Back on March 10th, I quoted Chip House on why opt-out email append is bad news. That was one of Chip's “5 Ways to Kill your Email Deliverability” from his article in this month's Visibility magazine. Today, I'll talk about another one of the points he raises: Misstep #3: Buying a list.
Chip says: “This is so bad, so insidious, and so detrimental to your deliverability that I don’t know where to start. Where appended lists might have a few spamtraps per million addresses, a purchased list will have hundreds. Nothing will raise your complaint rates more or drive blacklisting more than sending to a purchased list. This will kill your deliverability and your reputation and it will take a long time for you to climb out of the hole.”
Want an example of what can happen when you buy a list? Here's my favorite.
E360 is a company labeled by Comcast, and even by a judge, as being what “some, perhaps even a majority of people in this country, would call it a spammer.” (That quote being from a court ruling that did not go in E360s' favor.) E360 is famously in a number of legal tangles – against anti-spam blacklist Spamhaus, with internet service provider Comcast, and with various individual plaintiffs who allege that E360 spammed them.
Now, E360 has turned around and sued a company called Choicepoint. From what I can tell, Choicepoint is the source of the email data in question, the data that got E360 sued by those various individuals. E360 is alleging that Choicepoint gave E360 email addresses that were people who had supposedly opted-in to receive emails, but had not.

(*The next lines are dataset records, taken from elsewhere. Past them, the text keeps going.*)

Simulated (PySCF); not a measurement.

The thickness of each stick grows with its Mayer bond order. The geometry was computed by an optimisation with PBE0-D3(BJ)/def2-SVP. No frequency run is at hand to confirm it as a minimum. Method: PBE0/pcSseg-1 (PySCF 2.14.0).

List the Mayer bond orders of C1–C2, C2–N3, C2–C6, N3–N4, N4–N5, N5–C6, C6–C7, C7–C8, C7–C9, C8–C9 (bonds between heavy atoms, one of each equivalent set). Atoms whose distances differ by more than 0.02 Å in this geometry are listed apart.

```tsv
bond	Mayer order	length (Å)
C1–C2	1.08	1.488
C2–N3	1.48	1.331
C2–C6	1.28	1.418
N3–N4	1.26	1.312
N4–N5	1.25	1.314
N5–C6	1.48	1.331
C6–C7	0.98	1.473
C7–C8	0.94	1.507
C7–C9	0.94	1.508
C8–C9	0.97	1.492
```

That's the core of the problem here. When you buy a list, you're taking somebody else's word for it that the people really did opt-in to receive third-party emails. There are a lot of liars out there selling lists, and even if the vendor is not a liar, are you sure they're smart enough to have appropriately vetted and validated the addresses themselves and the associated permission? (After ten years in the email industry, I'm still not sure that any vendor I've dealt with is smart enough. “Legitimate” vendors have sold clients spamtrap addresses one too many times.)
And what does it actually cost to buy a list? In E360's case, it cost them approximately $350,000. That's what they ended up spending “defending and/or settling three lawsuits: Ferron v. e360; Silverstein v. e360; and Ferguson v. e360.”